WAC. 2036) Practice and Procedure-Originating Summons-Matter raised but undecided in original suit-Res judicata.. Estoppel.. Multiplicity of proceedings.

Petitioners took out an originating summons against the trustees asking that there should be a partition and distribution of an estate in which they and Respondents were beneficiaries. After evidence taken the summons was dismissed on the ground that the point should have been raised in Suit No. 140/41, in which the claim was for a statement of the properties comprising the estate and a partition and distribution, and therefore Petitioners were estopped by res judicata and the rule against multiplicity of actions. On appeal it was argued that the issue raised by the summons had not been decided in Suit No. 140/41 though raised in that suit, but was left .by the trial Judge to be decided later either, in that suit or in other proceedings for convenience’ sake as relating to the trust property alone; further that estoppel had not been pleaded by Respondents.

Held, that there having been no default of pleading or attempt to divide the matter into two in Suit No. 140/41, Petitioners were not guilty of multiplicity of actions.

Held also, that as the matter raised by the originating summons had been left by the judgment in that suit to be considered in other proceedings, there was no estoppel per rem judicatam.

Held further, that as estoppel had not been pleaded in the Court below and Petitioners had not been given an opportunity of being heard against it, that Court could not ex proprio motu hold that they were estopped.

Appeal by Petitioners from the judgment of the Supreme Court in Suit No. 94/1943.

A. Soetan (with him E. J. Alex-Taylor) and J. I. C. Taylor for 1st and 2nd Appellants. I. F. Cameron for 3rd Appellant. O. Moore for 4th Appellant. A. Soetan for 5th Appellant.*Page 165J. E. David for Respondents.

The judgment of the Court was delivered by Brooke, J. :- These proceedings were commenced by originating summons which though strictly not provided for m our Rules of Court is in practice the usual procedure where a person claiming to be interested in a Will applies to the Court for the determination of any question of construction arising under that Will or of matters arising in the administration of a trust, but they took an unusual course in that Counsel called witnesses other than persons who had sworn affidavits and attended for purposes of cross-examination and thus they assumed the appearance of a suit. They related to the Will of one F. E. Williams who died in Lagos about the 12th of November, 1918, and the Petitioners and Defendants are beneficiaries under that Will and the Defendants are also the trustees appointed by the Court in 1940: the question sought to be determined is whether in view of the discontinuance of the farming operations and general business of the testator the powers and appointments under the Will and the trust created in clause 10 thereof have not failed and whether or not it .is desirable and in the interests of the beneficiaries as well as consistent with the intentions of the testator that there should be a partition and distribution of all the real and personal properties of the testator among those entitled. After evidence had been taken and argument heard, judgment was given dismissing the action on the ground t that the Petitioners were estopped by the rule with regard to multiplicity of actions in that the point properly belonged to the subject of the litigation in Suit No. 140/41, and the -Petitioners, if they had exercised reasonable diligence, should have raised the point in that suit and that the doctrine of res judicata applied. The passage in the judgment reads:-

“Without considering the question whether some of the questions in the present petition have not been answered by the above judgment and are accordingly ,res-judicata I am of opinion that the subject of this litigation could and should have been brought forward in the Suit No. 140 of 1941.”

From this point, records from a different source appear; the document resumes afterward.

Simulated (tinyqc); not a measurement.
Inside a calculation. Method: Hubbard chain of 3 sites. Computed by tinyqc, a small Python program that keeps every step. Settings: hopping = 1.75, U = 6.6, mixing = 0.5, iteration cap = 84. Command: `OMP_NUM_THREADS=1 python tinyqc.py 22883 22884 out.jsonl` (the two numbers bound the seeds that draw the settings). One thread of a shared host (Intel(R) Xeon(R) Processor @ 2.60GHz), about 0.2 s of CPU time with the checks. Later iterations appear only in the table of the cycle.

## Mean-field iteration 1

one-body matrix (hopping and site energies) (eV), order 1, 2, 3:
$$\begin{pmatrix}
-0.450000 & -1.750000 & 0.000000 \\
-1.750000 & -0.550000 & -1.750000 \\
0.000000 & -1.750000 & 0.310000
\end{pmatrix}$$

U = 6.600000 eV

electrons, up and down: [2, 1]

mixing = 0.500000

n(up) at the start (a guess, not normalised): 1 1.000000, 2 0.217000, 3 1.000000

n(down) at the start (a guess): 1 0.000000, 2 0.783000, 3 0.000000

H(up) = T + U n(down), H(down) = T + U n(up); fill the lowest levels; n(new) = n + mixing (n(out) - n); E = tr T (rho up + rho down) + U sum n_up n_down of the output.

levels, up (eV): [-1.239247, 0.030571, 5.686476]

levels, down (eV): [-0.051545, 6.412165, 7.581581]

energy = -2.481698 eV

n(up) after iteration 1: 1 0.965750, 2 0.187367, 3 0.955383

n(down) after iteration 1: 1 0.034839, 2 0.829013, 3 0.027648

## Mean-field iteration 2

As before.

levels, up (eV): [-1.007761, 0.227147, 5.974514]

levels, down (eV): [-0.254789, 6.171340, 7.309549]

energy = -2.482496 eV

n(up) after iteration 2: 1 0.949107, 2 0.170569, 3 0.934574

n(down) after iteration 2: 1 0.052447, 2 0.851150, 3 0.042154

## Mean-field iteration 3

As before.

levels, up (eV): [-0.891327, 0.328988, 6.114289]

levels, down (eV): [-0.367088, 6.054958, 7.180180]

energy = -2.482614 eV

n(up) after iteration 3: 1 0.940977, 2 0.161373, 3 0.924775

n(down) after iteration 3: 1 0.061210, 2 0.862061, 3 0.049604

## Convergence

The grounds of appeal are two of which the first alleges a misdirection in the passage just quoted in that the original suit was for a statement of the properties comprising the estate and a partition and distribution whereas the” suit the subject of this appeal “ sought the determination of a question of law” which is more within the province of an originating summons than an action”: the second ground was that the plea of estoppel was never raised by the Respondents.

Counsel for the Appellants have stated from the Bar of this Court that after the judgment in the original suit, which was upheld on appeal, there was a meeting of Counsel representing all persons interested in the Judge’s Chambers when the Judge intimated that, in his view, the best course was that the present question should be decided upon an originating summons and that that course ,vas agreed to by the parties. Against this Counsel*Page 166for the Respondents, who was unable through illness to be present at the hearing of the appeal, intimated to the Court, through Counsel holding his brief, that he never agreed to the present originating summons being issued.

The Judge in the original Suit No. 140/41 did not decide the present issue, and it is clear from the following passage in his judgment, both that the present issue was actually raised m that suit, and that the Judge thought it could be decided either in that suit or in further proceedings :-

“The sole point I have to decide at the present stage of the proceedings is whether the last named devise (in clause 12 of the Will) is in any way controlled by or subject to the two previous clauses as contended by the surviving trustees and the other defendants with the exceptions of Nos. 4 and 7 or whether it is entirely independent of those clauses as contended by the rest of the parties. In the former case the properties named in it will not fall for distribution so long as the trust subsists, a question which may have to be decided later on in the present or other proceedings; in the latter case there is obviously no reason why distribution should be further delayed.”

The learned trial Judge in that case decided that the devise contained in Clause 12 was in no way controlled by or subject to the preceding clauses and ordered that the properties to which the former clause referred should be sold when they had been exactly ascertained and the proceeds distributed according to its provisions. From this it is clear that there was here no default of pleading or attempt to divide the matter into two and thus multiply litigation; there was a further question which arose to be determined and it may have been thought inconvenient to deal with the question of the trust which only covered a portion of the properties in those proceedings: these further proceedings appear to have been taken by way of originating summons for this very purpose. Counsel in his opening address in the Court below remarked: “I am asking the Court to deal with the Trust Funds alone.”

The present judgment the subject of this appeal, as it stands, would debar the beneficiaries from having this important point regarding the trust determined and it is accordingly impossible to uphold the decision as to an estoppel per rem judicatum. The appeal must therefore succeed on the first ground.

It must also succeed on the second ground, in view of the fact that the question of matter of estoppel being constituted was never raised at any time in the Court below and Counsel had no opportunity to be heard thereon.

It is a cardinal rule of pleading and of the law of estoppel that a party re1ying upon estoppel, must, where there are pleadings, specifically plead it, and, where there are no pleadings, must raise it by word of mouth at the earliest possible stage of the proceedings. The object of the rule is to prevent the other party being taken by surprise and to give him full opportunity of meeting the plea. We think it follows that a Court cannot hold, ex proprio motu,*Page 167that a party is estopped, when no question of estoppel has been raised, without at least giving the party against whom it may operate an opportunity of being heard against it.

The appeal is allowed; the judgment of the Court below including the order as to costs is set aside, and it is ordered that, if any costs have been paid in pursuance of that order, they shall be refunded; the case is remitted to the Court below for the determination of the issue or issues raised upon the proceedings.

The Appellants are awarded costs in this Court as follows:- The first two Appellants 35 guineas. The 3rd Appellant 15 guineas. The 4th Appellant 15 guineas. The 5th Appellant 15 guineas. all payable out of the estate.

The costs in the Court below, already incurred and to be incurred will be in the discretion of the trial Judge at the continued hearing.